According to our guide on How to Properly Style and Wear Socks, what was once a fashion taboo is no more. Today, it’s common to see folks wearing socks with mules and sandals. But like our guide suggests, there’s definitely some things to consider. It’s important to make sure you choose the sock length that works best for you, wear socks made with materials appropriate for the season, and try your best to keep them as fresh as possible. So in short, it’s fine to wear socks with mules. A good example to look to is how ASAP Rocky once wore a pair of white canvas Vans mules with a pair of white socks and jean shorts. It was a chill summer look that was still stylish. If Pretty Flacko can do it, it must be valid. 

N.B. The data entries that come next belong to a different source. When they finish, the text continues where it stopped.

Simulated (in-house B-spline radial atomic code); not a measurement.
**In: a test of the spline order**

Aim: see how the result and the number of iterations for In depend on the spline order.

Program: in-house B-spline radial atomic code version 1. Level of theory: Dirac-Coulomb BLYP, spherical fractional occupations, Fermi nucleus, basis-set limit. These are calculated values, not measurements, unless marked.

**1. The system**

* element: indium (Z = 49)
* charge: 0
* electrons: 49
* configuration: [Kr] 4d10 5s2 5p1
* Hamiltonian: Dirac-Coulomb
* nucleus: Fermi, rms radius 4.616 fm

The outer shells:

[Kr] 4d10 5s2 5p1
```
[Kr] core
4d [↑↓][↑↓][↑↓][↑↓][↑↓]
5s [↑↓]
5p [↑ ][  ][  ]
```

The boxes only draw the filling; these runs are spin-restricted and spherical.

Keep Your Mules Out of The Rain

Mules are definitely within the camp of footwear that you should highly reconsider wearing in wet or rainy conditions. While mules are closed-toe shoes that will protect your feet more than a pair of sandals, there’s still plenty of space for water to seep in. Even mules with ventilation holes originally designed for water sports, such as Merrell Hydro Mocs, are a definite “no” when it comes to walking around the city during a rainy day. Odds are, you’ll end up with cold, wet feet and a damp pair of socks after a spring shower. And for one of the most popular pairs of mules, Birkenstock Bostons, it’s instrumental to make sure you keep them out of any potential rain showers due to their suede uppers. No one’s going to think that giant water stain on a new pair of Birks is fresh. And don’t be fooled. Even though popular mules like the Reebok Beatnik are made with durable outdoor fabrics like Cordura nylon, it doesn’t necessarily mean those mules are waterproof. So if it’s pouring, leave the mules at home and opt in for a pair of Gore-Tex footwear instead. 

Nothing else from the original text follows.